The Waboba Ball - it bounces on water
April 14, 2008 It has the consistency of breast implant, a lycra coating and unlike any ball prior to now, it bounces on water. The slight change to one of man’s oldest playthings, offers an entirely new set of ways to have fun. Swede Jan von Heland had the idea a decade ago when playing at a lakeside holiday house in Sweden. Throwing a tennis ball and a Frisbee were fun, thought Jan, but a purpose-made ball with the right balance of buoyancy and surface finish and weight, that could actually bounce on water, would be so much better. So he began prolonged experimentation with materials, and eventually patented what has become the Waboba Ball.

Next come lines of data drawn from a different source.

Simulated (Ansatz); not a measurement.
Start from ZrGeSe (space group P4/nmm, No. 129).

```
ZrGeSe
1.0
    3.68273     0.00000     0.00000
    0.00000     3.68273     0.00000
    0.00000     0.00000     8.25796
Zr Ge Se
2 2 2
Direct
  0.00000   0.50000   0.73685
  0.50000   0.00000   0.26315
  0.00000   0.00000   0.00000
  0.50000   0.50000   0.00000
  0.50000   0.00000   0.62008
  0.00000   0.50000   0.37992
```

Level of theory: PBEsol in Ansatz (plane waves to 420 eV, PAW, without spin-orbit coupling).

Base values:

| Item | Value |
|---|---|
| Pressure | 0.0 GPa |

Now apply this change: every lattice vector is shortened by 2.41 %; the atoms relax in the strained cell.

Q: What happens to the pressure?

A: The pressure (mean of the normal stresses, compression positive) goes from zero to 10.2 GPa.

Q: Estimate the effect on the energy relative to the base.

The ball has now been refined to the point of manufacture and is getting market traction in Sweden and Australia, but we expect it to become quickly adopted worldwide once people realise what it can do and how much fun it is. It is so similar to the balls we know, yet so entirely different, that it constitutes a major invention – a category buster that is perfect for children in the 10+ age group to develop their hand-eye coordination and reflexes and catching skills to extraordinary levels – in a safe environment. It’s part physical education apparatus, part training aid, and part toy, with the added advantage that it just so much fun to play with and explore that it will develop natural skills anyway.
With all these benefits and a retail price point in the sub US$10 bracket, we expect the Waboba to be big in Christmas 2008 and beyond because despite its sporting and developmental uses, it’s close to the perfect toy – it’s cheap enough to be available to any child, durable enough to withstand plenty of use, and so much fun that we reckon it has a good chance of becoming one of those rare and iconic toys which captures the imagination of the public and serves a purpose in developing a healthy physical culture for our invaluable youth.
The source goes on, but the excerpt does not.